Francis KNIBBS, son of Thomas KNIBBS and Hannah WELLS , was born bef. 08 September 1793. He married Ann UNKNOWN 13 November 1832 in Whitechapel, London, Middlesex, England. He died 11 April 1856 in Islington, London, Middlesex, England. Ann UNKNOWN was born abt. 1808 in Shepton Mallet, Somerset, England. She died aft. 01 January 1852.

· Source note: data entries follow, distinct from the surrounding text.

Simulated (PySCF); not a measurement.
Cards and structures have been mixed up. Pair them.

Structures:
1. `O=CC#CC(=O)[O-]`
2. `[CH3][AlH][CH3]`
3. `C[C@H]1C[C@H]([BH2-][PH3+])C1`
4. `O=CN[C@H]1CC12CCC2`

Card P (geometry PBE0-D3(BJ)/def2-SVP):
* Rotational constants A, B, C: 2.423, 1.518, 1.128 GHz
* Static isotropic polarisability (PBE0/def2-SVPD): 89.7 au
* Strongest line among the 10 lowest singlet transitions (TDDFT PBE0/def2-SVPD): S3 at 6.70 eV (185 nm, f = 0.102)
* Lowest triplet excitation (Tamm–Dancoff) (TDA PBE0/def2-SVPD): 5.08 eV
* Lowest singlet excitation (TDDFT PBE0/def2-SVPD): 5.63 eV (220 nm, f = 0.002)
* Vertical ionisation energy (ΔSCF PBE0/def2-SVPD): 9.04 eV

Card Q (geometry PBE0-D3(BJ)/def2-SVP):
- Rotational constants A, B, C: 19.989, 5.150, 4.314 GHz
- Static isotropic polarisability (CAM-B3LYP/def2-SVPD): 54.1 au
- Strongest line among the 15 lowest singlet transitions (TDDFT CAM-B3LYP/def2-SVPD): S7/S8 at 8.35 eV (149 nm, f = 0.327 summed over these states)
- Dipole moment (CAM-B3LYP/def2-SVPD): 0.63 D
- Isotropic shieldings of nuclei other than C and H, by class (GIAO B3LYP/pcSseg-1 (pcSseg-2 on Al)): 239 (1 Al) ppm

Children of Francis KNIBBS and Ann UNKNOWN are:
1. Francis Edward KNIBBS, b. abt. 1838 See Francis Edward KNIBBS & Amelia POTTS
2. Jane Ann KNIBBS, b. abt. 1836 See Joseph Thomas PALMER & Jane Ann KNIBBS

Marriage Notes for Francis KNIBBS\Ann UNKNOWN:

The record we've seen from Pallot's Marriage Index for the marriage between Francis and Ann states that Francis was a widower and Ann a Spinster. Records indicate that her son Henry Theodore Burt was born four years before she and Francis were married so the question remains, was she married to a man with the surname of BURT and we just haven't found a record of it, or was Henry perhaps born out of wedlock.

If we assume that Pallot's Marriage Index is correct, we should assume that Ann wasn't previously married.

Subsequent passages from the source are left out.